Part 2: Containerizing and Running Foursquare's TwoFishes with Persistent Storage

In Part 1 of this two-part series, I looked at Forward and Reverse Geocoding using FourSquare's TwoFishes. I provided some background on TwoFishes, and shared some lessons that I learned on building the geospatial database/indices for forward and reverse geocoding.

Building the TwoFishes database/indices takes some significant time; its not something you want to do on startup. Once you have the database/indices built, you want to get it up and running. There's no better way than to use a Docker container to package up the Foursquare code, and our newly built database. So, in this blog, I will dive into the best way (IMHO) to containerize TwoFishes to account for its idosyncracies.

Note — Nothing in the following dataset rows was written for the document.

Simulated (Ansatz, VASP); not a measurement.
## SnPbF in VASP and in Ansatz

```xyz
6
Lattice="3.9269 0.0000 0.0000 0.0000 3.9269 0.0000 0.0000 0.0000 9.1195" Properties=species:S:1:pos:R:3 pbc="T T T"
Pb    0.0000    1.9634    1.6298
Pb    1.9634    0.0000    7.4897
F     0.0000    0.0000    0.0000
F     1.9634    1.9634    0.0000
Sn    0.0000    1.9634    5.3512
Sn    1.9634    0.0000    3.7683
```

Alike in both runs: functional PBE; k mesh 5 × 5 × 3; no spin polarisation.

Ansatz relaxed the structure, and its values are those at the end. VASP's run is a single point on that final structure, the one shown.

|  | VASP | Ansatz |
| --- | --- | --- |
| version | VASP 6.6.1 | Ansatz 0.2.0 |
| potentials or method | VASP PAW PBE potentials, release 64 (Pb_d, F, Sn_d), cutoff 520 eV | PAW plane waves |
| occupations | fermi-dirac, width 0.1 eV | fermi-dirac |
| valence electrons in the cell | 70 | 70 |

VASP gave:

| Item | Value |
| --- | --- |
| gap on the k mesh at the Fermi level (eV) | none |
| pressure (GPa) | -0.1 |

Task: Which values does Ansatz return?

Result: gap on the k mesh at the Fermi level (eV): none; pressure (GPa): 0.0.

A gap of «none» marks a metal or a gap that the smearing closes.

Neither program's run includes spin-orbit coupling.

For example, after the container is built, and TwoFishes is starts up for the first time, it performs some secondary processesing of the database as it prepares to handle requests. This results in the creation of some additional files, which are ephemeral if you run this inside a docker container that doesn't have a volume. This processing takes some time (more than 5 minutes), so it's not something I want to happen every time the container starts. If you don't attach a volume to your container, that's exactly what will happen. For this purpose, I'm using an EFS volume to provide persistent storage for my TwoFishes container.

Containerizing TwoFishes

Here is a working Docker implementation. When TwoFishes starts up the first time, it looks at the database/index, and does some pre-processing prior to being completely ready to handle requests. This takes a while, and I don't want to incur this cost on every startup. Therefore, I use a volume to avoid long start times on the container.

I have provided this code in https://github.com/CorkHounds/twofishes-docker.git.

Let's step through the dockerfile. I have provided comments inline below to explain what the various segments are doing.

# Pull base image.
FROM ubuntu:14.04

MAINTAINER Jeremy Glesner "jeremy@corkhounds.com"

# Use bash instead of sh
RUN rm /bin/sh && ln -s /bin/bash /bin/sh

# update system
RUN apt-get update

# set home directory
ENV FSQIO_BASE /home/docker
WORKDIR /home/docker

# make download directory
RUN mkdir -p /home/docker/download

# install openjdk 8
RUN apt-get install -y software-properties-common python-software-properties
RUN add-apt-repository ppa:openjdk-r/ppa
RUN apt-get update
RUN apt-get install -qy openjdk-8-jdk

# install the latest python 2.7 to avoid 
# SNIMissingWarning, InsecurePlatformWarning, etc. 
RUN add-apt-repository ppa:jonathonf/python-2.7
RUN apt-get update
RUN apt-get install -qy git python2.7 python-dev curl wget

# correctly link the cacerts to avoid 
# '...trustAnchors parameter must be non-empty...' errors
RUN bash -l -c "/var/lib/dpkg/info/ca-certificates-java.postinst configure"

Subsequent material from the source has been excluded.